Shakespeare's "A Midsummer Night's Dream" is an intricate web of imagination and poetry, a rich mixture of folklore, flights of fancy, humor, wonder and homages to human nature. Its sheer breadth and depth call for a clear and consistent vision on the part of its director and that's precisely what it has gotten from Ethan McSweeny in his novel, thoroughly unconventional Shakespeare Theatre Company production of "Dream."
"A Midsummer Night's Dream" braids together three stories, all of which are related to the wedding of Theseus, the Duke of Athens (Tim Campbell), and Hippolyta, Queen of the Amazons (Sara Topham). The first story outlines the fates of four star-crossed lovers: Hermia (Amelia Pedlow) who loves Lysander (Robert Beitzel) and Helena (Christiana Clark) who loves Demetrius (Chris Myers).
The second story involves a group of workmen rehearsing a play that will be performed at the wedding. The third tale involves the fairies Oberon and Titania and the mischievous sprite Puck (Adam Green).
McSweeny's approach physically separates the world of contemporary life in Theseus' 1940s court from the fairies' world of magic and transformation. Set designer Lee Savage places the Duke and his retinue on a stage within a stage, standing before a curtain in Scene I.

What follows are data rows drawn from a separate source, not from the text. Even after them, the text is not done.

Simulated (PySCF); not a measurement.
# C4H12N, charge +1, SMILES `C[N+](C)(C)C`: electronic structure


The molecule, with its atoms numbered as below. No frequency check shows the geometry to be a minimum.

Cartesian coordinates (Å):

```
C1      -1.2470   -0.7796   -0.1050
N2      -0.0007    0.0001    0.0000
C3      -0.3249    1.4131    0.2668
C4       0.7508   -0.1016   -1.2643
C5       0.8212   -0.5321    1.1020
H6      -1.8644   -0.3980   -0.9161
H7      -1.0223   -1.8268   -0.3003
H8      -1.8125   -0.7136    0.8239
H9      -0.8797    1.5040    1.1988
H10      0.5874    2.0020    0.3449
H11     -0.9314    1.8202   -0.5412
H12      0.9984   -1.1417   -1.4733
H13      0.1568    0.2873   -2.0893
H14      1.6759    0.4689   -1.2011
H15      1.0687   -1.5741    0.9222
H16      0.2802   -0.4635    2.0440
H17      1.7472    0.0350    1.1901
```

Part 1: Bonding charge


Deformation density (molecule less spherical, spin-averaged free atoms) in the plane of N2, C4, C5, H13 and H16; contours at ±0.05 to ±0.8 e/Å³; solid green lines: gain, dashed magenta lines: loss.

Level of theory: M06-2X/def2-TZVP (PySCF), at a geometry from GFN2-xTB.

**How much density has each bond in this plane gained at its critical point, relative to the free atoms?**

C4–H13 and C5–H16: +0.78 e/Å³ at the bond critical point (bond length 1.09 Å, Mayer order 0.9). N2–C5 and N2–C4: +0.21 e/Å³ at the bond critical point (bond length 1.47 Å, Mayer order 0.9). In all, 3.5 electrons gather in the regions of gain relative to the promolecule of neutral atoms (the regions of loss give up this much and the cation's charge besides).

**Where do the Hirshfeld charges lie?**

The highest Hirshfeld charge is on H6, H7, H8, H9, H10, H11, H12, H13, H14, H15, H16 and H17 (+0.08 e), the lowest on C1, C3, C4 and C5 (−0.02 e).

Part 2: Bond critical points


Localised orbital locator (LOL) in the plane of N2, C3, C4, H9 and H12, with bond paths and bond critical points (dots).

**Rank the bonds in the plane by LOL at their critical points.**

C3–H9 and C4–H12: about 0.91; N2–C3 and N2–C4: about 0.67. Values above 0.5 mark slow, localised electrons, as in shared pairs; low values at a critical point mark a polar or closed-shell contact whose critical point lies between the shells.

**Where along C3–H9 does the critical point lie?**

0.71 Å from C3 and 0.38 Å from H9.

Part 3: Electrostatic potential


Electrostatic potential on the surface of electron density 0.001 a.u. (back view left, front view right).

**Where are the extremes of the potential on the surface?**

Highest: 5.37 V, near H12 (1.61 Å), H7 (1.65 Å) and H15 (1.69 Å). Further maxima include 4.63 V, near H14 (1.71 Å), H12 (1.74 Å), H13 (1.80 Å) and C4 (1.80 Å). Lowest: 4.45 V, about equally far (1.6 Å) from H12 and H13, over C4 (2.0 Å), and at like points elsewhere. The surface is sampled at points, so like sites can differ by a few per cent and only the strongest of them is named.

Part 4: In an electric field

|A Midsummer Night's Dream'|
|Where: Sidney Harman Hall, 610 F St. NW|
|When: Through Dec. 30|
|Info: $43 to $105; 202-547-1122; ShakespeareTheatre.org|
When the workmen come to practice in Scene II, the curtain is drawn back to reveal a rehearsal hall of the theater, full of costume racks and lights. When the workmen depart, the back door of the theater is thrown open to reveal a still wider world, the forest: the way is clear for the fairies to appear.
In keeping with the "separate worlds" notion, costume designer Jennifer Moeller dresses the lovers in modern clothes and the fairies in eclectic clothes that seem drawn from some never-seen Fellini film: a Napoleonic hat, stockings, a feather shawl, a helmet. Tyler Micoleau's lighting and composer Fitz Patton's music help create a sense of the ethereal.
The success of any "Dream" depends on having great actors in the lead roles and indeed Campbell, Topham, Pedlow, Beitzel, Clark, Myers and Green convey all the questioning, whimsy, humor and seriousness Shakespeare packed into their roles.
But the brilliance of this "Dream" comes primarily from two facts. First, it's a true ensemble production. Every fairy, every Mechanical (Ted van Griethuysen, Bruce Dow, David Graham Jones, Herschel Sparber, Robert Dorfman, Christopher Bloch) provides a stellar performance. Second, it delivers Shakespeare's language perfectly.
A midsummer day in Shakespeare's time was a time of merrymaking, when anything could happen. The night of a midsummer day, and the dreams people could have in those nights, were extraordinary. Through his vision and with the help of his actors and designers, McSweeny captures the spirit of that extraordinariness.